What are some different types of syntheses?

A concept or explanatory synthesis divides a subject into its component parts and presents them to the reader in a clear and orderly fashion. The purpose in writing an explanatory essay is not to argue a particular point, but rather to present the facts in a reasonably objective manner, to explain how something works. The explanatory synthesis does not go much beyond what is obvious from a careful reading of the sources.

A synthesis of an event pulls in multiple perspectives to craft a full picture of what happened. Think of an earthquake, a hurricane, or the bird flu outbreak. It could be news or a retrospective.

History or chronology syntheses provide a timeline or describe the evolution of a topic. They may contain reflection and multiple views. Examples include pollution, resource declines, science policy.

The purpose of an argument synthesis is to present your own point of view – supported, of course, by relevant facts, drawn from sources, and presented in a logical manner. The thesis of an argumentative essay is debatable. Any two writers working with the same source materials could conceive of and support other, opposite arguments.

Almost any feature article in a magazine or newspaper could be considered a synthesis.

The way you relate information sources, the patterns you identify, the questions you ask and the way you answer them, all of these are personal  and unique.

So, its easy to talk about synthesis in the abstract. But how do you actually do it?

First, what is your purpose? Why are you writing this synthesis, and for whom? Remember your audience. Your purpose determines which sources you use, which parts of them you use, at which points in your essay you use them, how you relate them to one another, and how much weight or space to give them in your story.

Second, you have to start reading differently—more thoughtfully, as MIT professor Ed Boyden explains in a Technology Review blog post titled “How to Think.

Highlight key facts and ideas while reading. Cut and paste important text (keeping the source attached!) into a notes document.

By reading actively, you will start to recognize the crucial connections between ideas that form the basis for synthesizing. Since the very essence of synthesis is the combining of information and ideas, you must have reason for attempting to combine them. What are the relationships among your sources that make them worth synthesizing? Answering this question can help provide a framework for the synthesis.
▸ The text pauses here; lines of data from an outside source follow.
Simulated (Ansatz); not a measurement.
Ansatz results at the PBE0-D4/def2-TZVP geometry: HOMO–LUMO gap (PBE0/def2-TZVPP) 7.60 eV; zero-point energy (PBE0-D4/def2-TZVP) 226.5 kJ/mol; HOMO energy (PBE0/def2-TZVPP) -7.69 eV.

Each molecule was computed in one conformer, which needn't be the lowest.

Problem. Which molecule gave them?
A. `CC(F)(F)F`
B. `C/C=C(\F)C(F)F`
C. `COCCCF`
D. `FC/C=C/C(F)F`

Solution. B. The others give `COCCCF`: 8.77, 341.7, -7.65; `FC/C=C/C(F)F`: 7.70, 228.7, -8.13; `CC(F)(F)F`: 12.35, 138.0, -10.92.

Finally, you can now start to write. You have all the pieces—you just have to fit them together, trimming and moving text, adding transitions and context. Flag any gaps or questions that require more reading or research. Add that information in, trim some more, move things around.

Read it aloud. Put it away for awhile. Read it again. This is the “work” part of writing.

A few examples:

Carl Zimmer’s article in The New York Times was one of three that earned him an award from the American Association for the Advancement of Science. I counted at least six interviews and eight peer-reviewed journal articles as sources, as well as one in-progress study in the 2,000 word story.

A recent 3,500-word feature story by veteran reporter Ted Williams in Audubon used nearly 75 sources, including multiple interviews with 20 people, dozens of documents and peer-reviewed journal articles, and web sources.

In a magazine article (links to PDF) published last spring, I combined peer-reviewed literature and historical accounts with a field trip with researchers into 2,000 words about a fish.

Research institutions, government agencies, and nonprofits often produce synthesis reports. One recent report from Dartmouth College used some 86 scientific sources, nearly all of them peer-reviewed, as well as interviews and datasets for a 26-page synthesis of scientific knowledge on mercury in the marine environment.


Reading science stories

Questions to ask yourself when reading science stories:

(adapted from Carol Rogers, University of Maryland; Don Gibb, Ryerson Polytechnic; and B. Kovach and T. Rosensteil, authors of Blur)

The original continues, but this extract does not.